- Australian Dollar Shook Off Trade War Jitters – Weaker construction PMI may dent ‘Aussie’ today
- Rising UK Productivity Boosted GBP Exchange Rates – Concerns remain over strength of UK economic outlook
- Euro Muted After Underwhelming Eurozone Retail PMIs – Eurozone economy shows fresh signs of slowing
- Canadian Dollar Softened as Wage Growth Failed to Materialise – BOC looks set to remain on hold for longer
Even though the belligerent trade rhetoric of the US picked up again ahead of the weekend this was not enough to particularly dent AUD exchange rates. Markets remain largely hopeful that a full-blown trade war can still be avoided, limiting the negative impact on investor risk appetite for the time being. In the absence of any fresh domestic data, however, the Australian Dollar was unable to significantly capitalise on the latest weakening of the US Dollar.
With a slight softening forecast for March’s Australian construction PMI the ‘Aussie’ could well return to a weaker footing today.

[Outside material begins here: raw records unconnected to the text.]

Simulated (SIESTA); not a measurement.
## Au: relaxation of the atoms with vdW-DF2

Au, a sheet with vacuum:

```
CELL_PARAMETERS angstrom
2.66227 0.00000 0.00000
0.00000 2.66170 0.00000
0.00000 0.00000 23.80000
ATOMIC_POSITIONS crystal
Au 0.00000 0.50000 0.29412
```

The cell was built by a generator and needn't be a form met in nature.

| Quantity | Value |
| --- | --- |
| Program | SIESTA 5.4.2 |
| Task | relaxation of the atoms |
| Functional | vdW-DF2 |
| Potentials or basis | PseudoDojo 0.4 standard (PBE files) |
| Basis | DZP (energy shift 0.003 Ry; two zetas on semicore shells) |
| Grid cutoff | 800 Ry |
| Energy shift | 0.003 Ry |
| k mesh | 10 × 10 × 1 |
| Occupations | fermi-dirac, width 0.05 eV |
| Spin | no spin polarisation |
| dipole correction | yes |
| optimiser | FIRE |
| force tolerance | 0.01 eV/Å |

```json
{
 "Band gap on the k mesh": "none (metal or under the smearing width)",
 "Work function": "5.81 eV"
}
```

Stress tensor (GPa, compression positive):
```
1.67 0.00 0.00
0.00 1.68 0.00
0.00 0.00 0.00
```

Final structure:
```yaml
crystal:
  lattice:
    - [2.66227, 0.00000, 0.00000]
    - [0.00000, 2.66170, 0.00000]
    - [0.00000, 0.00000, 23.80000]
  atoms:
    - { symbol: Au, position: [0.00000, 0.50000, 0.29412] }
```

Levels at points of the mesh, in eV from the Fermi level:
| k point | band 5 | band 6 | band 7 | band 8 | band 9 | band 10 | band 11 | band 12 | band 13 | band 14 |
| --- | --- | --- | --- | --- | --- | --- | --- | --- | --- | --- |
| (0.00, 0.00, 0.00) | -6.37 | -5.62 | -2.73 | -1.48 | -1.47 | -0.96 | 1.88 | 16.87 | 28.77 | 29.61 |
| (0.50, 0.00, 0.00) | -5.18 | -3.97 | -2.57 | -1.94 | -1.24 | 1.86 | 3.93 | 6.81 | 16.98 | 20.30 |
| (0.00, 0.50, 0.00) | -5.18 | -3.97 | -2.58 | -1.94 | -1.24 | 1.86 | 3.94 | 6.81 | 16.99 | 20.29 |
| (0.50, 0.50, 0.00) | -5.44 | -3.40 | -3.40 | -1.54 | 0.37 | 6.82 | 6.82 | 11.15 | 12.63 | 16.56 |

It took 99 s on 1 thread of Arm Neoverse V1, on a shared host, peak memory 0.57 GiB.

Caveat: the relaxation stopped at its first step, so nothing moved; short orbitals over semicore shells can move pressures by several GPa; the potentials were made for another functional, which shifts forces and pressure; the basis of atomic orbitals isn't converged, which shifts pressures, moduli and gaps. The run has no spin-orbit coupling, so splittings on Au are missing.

After a fairly muted day of trading the Pound rallied sharply during Friday’s European session, pushing higher across the board. Investors were somewhat encouraged by news that UK productivity had risen for a second consecutive quarter in the fourth quarter of 2017. This suggests that the underlying health of the domestic economy may be stronger than previously thought, giving Sterling an incentive to recover some of its lost ground.
Any signs of weakening in the Halifax house price index may see GBP exchange rates softening once again, though, as Brexit-based uncertainty continues to weigh on the domestic housing market.
A surprisingly sharp contraction in German industrial production on the month in February left the Euro on a softer footing ahead of the weekend. Confidence in the outlook of the Eurozone economy diminished further on the back of the latest raft of retail PMIs, which all showed a marked dip in March. With the Italian retail sector falling into a state of stagnation this encouraged speculation that the currency union will be unable to keep up its economic momentum in 2018.
If the German trade surplus widens as forecast this afternoon, however, EUR exchange rates could find a rallying point.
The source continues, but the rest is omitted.